We will apply this methodology to a simple example to illustrate this. Let us try it on 4/7 and see how the method and the adjustments within it perform.
- We pretend to perform long division. We add a zero to the end of 4 to get 40. This gives us a quotient of 5 and a remainder of 5
- We don't care about the quotient. But our remainder being 5 tells us that our multiplier is 5/4 or 1.25
- We write down the remainder, 5
- Multiplying 5 by our multiplier, 1.25, gives us 6.25. This is not a whole number. So, we perform the adjustment explained in the method above: we add our denominator, 7, to the remainder, 5 to get 12. The product of 12 and 1.25 is 15, which is a whole number. Now, we cast out our divisor, 7, from 15, giving us 1. This becomes our next remainder. Write it next to the 5, giving us 5,1
- Once again, multiplying 1 by our multiplier 1.25, results in a non-whole number. Therefore, we add 7 to 1, and then multiply by the multiplier, giving us a whole number, 10. Casting out 7 from 10 leaves us with 3. This gives us 5,1,3
- Multiplying 3 by 1.25 does not give us a whole number. In fact, even after we add 7 to 3, the product with 1.25 is not a whole number. We see that we need to add the divisor, 7, 3 times to the remainder to get 24, whose product with 1.25 is a whole number (30). Casting out 7's from 30 gives us the next digit to add to our series, 2 (the series now reads 5,1,3,2). Our next remainder, 6, comes from multiplying 16 (we have to add 7 twice to our previous reminder, 2, to get a whole number when multiplied by our multiplier) by 1.25 and casting out 7's (the series now becomes 5,1,3,2,6). When we multiply 20 by 1.25 (once again, we have to add 7 twice to the last remainder, 6, to get a number whose product with 1.25 is a whole number), and cast out 7's, our remainder becomes 4. Since 4 is our numerator, this is our signal to stop. Our list of remainders now reads 5, 1, 3, 2, 6, 4
- The last digit of the product of 5 and 7 (remember that the sesanyanka of 7 is 7 itself) is 5. The last digit of the product of 1 and 7 is 7, and so on.
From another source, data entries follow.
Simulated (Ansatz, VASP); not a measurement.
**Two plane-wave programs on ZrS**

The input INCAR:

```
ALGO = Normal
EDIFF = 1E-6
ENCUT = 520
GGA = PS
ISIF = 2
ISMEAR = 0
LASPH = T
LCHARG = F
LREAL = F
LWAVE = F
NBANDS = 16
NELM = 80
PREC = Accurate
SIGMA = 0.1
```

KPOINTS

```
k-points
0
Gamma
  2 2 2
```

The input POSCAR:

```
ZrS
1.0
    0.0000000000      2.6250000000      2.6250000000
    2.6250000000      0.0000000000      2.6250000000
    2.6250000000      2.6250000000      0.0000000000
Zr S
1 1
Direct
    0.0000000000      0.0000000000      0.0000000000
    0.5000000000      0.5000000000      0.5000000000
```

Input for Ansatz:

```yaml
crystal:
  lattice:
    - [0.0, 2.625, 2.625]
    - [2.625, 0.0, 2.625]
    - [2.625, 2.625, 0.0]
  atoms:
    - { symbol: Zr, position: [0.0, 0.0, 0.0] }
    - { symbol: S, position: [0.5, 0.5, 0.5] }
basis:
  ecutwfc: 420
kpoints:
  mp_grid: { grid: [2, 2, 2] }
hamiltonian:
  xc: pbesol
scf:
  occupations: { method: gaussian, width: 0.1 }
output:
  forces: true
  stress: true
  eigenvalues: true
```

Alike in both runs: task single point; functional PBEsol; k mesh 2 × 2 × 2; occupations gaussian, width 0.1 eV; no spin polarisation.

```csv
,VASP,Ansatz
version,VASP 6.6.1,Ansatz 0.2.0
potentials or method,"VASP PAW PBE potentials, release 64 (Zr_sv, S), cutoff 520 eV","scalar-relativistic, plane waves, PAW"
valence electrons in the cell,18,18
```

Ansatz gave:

- We ultimately get 571428, and we say that 0.571428. . . is the recurring decimal form of 4/7. We can verify that 7x0.571428571428 . . . is very nearly 4 (as we increase the number of times we include 571428 in the product, the number of 9's in the product increases, and when the number of 571428's is infinite, you get 4 as the product).
Let us now apply it to 2/13 as another illustration. In this case, when we perform step 1 by adding a zero to 2 and dividing by 13, we get a remainder of 7. We write down 7, and we know that our multiplier is 7/2. Since the product of 7 and 7/2 is not a whole number, we add 13 to the 7, making it 20 before we multiply by 7/2, giving us a product of 70. This then leads to the next remainder in the series, 5. Following the same procedure over and over again, we can fill out the rest of the series until we hit 2 as the remainder (at which point, we stop). This gives us the following series of remainders: 7, 5, 11, 6, 8, 2.
The sesanyanka of 13 is 3 (since the last digit of 13 is 3), so, we multiply the last digits of these remainders by 3 and put down the last digits as the series of digits in the decimal form of 2/13. This gives us 2/13 = 0.153846 . . .. It can be verified that this is indeed the correct answer we are looking for.
Even though our first two examples have shown that our multiplier is a fractional value, this need not always be the case even though the numerator is not 1. Take 2/31 for instance. In this case, our first remainder is 20 (since 20 is less than 31). The multiplier then becomes 20/2, which is 10. This is a whole number, allowing us to calculate 2/31 with no adjustments to the method we put forth in the previous lesson.
Note that you can still use the method in this lesson, which is a more general version of the method of the previous lesson, even for the above problem. You would never need to add the divisor to the previous remainder to make the product with the multiplier a whole number, so the adjustment is never used, and the answer will be identical to what you would have gotten if you had used the method in the previous lesson. It is probably a good idea to learn the method in this lesson thoroughly in place of the simplified method of the previous lesson since the more general method has a wider applicability than the simplified method.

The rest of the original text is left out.